It has been called the “great training robbery”. Each year, billions are invested in learning and development programmes that promise to transform our leadership abilities.
But according to studies, only around 10% of training programmes result in any ‘transfer’ of knowledge from the classroom into boardroom behaviours. Should we just give up on trying to develop our staff?
There’s no shortage of those who think so. When Patty McCord was HR director at Netflix, she wrote that employees had no reason to expect their company to invest in helping them learn new skills. In McCord’s oft-repeated phrase, workers were part of a “team, not a family”. Immediate performance and results were essential. Development and support were not.
At the same time, according to PwC, four in five CEOs believe that improving the soft skills of their emerging leaders is critical for future growth. So, what’s going wrong? Are learning workshops poorly designed?
There’s certainly a tendency to turn some training days into highly efficient downloads of data, as if we were updating software rather than working with human beings. But training sessions aren’t the main problem. It’s rather that learning new skills (soft skills especially) only happens when we take the time to practise them.
We learn when we feel supported to practise
Creating time to practise rarely happens in the workplace, but it does in the world of sports. When Tiger Woods was already near the top of his golf game, for example, he noticed a minor flaw in his swing that was holding him back.
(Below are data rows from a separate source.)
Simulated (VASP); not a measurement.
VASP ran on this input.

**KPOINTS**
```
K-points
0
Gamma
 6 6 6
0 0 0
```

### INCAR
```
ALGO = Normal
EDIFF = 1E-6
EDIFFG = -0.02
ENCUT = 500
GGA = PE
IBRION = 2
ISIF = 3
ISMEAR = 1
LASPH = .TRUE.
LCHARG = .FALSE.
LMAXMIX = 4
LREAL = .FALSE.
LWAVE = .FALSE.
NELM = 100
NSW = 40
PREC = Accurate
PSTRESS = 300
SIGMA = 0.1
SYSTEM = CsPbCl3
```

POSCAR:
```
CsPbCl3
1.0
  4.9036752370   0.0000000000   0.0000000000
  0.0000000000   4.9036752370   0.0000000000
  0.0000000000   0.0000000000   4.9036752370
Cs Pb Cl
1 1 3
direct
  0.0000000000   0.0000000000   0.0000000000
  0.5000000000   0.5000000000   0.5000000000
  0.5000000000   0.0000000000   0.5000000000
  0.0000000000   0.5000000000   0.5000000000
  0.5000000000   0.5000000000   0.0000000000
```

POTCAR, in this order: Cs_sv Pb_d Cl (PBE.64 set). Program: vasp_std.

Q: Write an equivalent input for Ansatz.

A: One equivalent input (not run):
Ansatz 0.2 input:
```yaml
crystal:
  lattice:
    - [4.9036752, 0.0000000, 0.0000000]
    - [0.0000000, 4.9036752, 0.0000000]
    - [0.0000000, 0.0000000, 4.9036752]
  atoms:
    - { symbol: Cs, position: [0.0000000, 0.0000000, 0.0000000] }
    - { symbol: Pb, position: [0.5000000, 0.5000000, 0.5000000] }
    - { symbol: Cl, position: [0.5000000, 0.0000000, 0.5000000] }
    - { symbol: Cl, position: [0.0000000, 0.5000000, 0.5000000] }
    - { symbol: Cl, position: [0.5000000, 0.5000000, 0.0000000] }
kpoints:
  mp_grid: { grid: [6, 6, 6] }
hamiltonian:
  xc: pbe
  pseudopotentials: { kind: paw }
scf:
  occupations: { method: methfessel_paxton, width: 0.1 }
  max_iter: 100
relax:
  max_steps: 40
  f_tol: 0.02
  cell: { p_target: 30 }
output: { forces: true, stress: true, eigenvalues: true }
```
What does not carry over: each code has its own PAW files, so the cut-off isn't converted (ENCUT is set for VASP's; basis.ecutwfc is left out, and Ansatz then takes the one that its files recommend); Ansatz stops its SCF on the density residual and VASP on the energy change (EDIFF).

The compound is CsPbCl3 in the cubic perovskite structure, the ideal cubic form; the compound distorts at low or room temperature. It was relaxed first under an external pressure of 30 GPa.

He decided to deconstruct and re-learn a new swing from the ground up.
For a brief period, while he struggled to embed the new technique, his game deteriorated and he fell down the rankings, before emerging as an even better player a year later. He took the far-sighted decision that a technique that had successfully taken him to that point in his career wouldn’t get him to the next one.
Similarly, in the workplace, when we first start to practise a new skill, whether it’s around giving feedback, coaching a direct report or presenting more effectively, we often get worse before we get better. We have to go through a dispiriting process of unlearning old, unhelpful behaviours and replacing them with better ones.
Unlike Tiger Woods, we have to do most of our practice in public, while our peers observe us looking flustered and anxious about how incompetent and ineffective we must be appearing. No wonder that, in cultures that pride themselves on presenting an image of immaculate professionalism, the easiest option is to revert to how we used to do things.
A number of studies, notably Robert Brinkerhoff’s, have shown that when learners aren’t able to practise what they’ve learned in a supportive environment, it’s almost impossible to embed new behaviours at work. In those instances, training can become demotivating, even counterproductive.
But to create a supportive, ‘psychologically safe’ environment takes a willingness to live with the awkwardness that comes with slowly and clumsily getting better at something — and helping others to do the same.
Huge long-term benefits will accrue if we can foster work cultures where people feel more comfortable looking like idiots in front of each other in the short-term. It’s a challenge, but it’s critical for any organisation that values learning.